Three. What happens to your workflows if this vendor triples the price, gets acquired, or shuts down? If the honest answer is “we start over,” then what you have bought is a dependency wearing a workflow’s clothes, and dependencies fail on someone else’s schedule, usually at the worst possible moment.
That is the whole test. A vendor who answers all three cleanly is selling you capability. A vendor who cannot is selling you subscription-era plumbing at implementation-era prices, and the clock on that arrangement is already running.
Build So the Next Morning Belongs to You
Come back to the shop owner one last time. Eighteen thousand dollars, three tools, one tripled rate, and a workflow held hostage on a Tuesday. What she needed was a workflow she owned, running on infrastructure she controlled, priced against a result she could measure. A bigger subscription solves none of that. A better-designed operation solves all of it, and that option is available to her right now, at her scale, for owners willing to treat AI as an operating decision rather than a shopping decision.

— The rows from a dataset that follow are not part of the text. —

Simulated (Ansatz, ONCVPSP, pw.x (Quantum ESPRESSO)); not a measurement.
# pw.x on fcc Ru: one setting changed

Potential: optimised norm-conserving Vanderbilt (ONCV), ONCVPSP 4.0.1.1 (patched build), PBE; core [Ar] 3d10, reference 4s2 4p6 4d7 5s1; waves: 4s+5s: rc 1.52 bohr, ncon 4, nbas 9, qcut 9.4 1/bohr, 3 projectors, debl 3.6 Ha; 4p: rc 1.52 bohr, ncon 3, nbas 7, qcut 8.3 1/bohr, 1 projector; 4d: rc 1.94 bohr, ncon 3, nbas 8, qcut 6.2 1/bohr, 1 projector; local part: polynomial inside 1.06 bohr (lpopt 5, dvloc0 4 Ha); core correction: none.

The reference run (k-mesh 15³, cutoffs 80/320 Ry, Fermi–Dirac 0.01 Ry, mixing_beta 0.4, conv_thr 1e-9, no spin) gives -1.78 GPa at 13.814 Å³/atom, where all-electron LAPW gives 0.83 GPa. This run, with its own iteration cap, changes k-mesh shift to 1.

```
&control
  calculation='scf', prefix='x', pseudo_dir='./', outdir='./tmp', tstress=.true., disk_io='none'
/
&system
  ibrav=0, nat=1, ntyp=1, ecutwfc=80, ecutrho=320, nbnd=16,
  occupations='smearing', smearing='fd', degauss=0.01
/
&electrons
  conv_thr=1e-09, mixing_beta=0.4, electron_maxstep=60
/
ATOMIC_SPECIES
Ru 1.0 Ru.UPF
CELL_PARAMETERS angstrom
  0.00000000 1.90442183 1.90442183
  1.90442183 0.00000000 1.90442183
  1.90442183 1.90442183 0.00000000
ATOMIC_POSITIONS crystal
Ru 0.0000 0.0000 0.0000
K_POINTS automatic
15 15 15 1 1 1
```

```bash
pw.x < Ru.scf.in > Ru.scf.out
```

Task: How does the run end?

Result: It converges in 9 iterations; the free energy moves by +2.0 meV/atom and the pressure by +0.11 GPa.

The correction, when it comes, will be loud. Write-downs, bankruptcies, columns declaring the whole thing a mania. Remember the fiber in the ground. The technology will keep working straight through the noise, and it will get cheaper on the other side, and the owners who spent this era building workflows they control will wake up with a cost structure their competitors cannot touch.
AI is real. The bubble is a business model, not the technology. The bubble rewarded scale, and the reset will reward control, and control is built the same way it has always been built in a small business: deliberately, unglamorously, one workflow at a time.
The bubble will do what bubbles do. The businesses built on top of it, thoughtfully and quietly, will keep running the next morning. Build so the next morning belongs to you.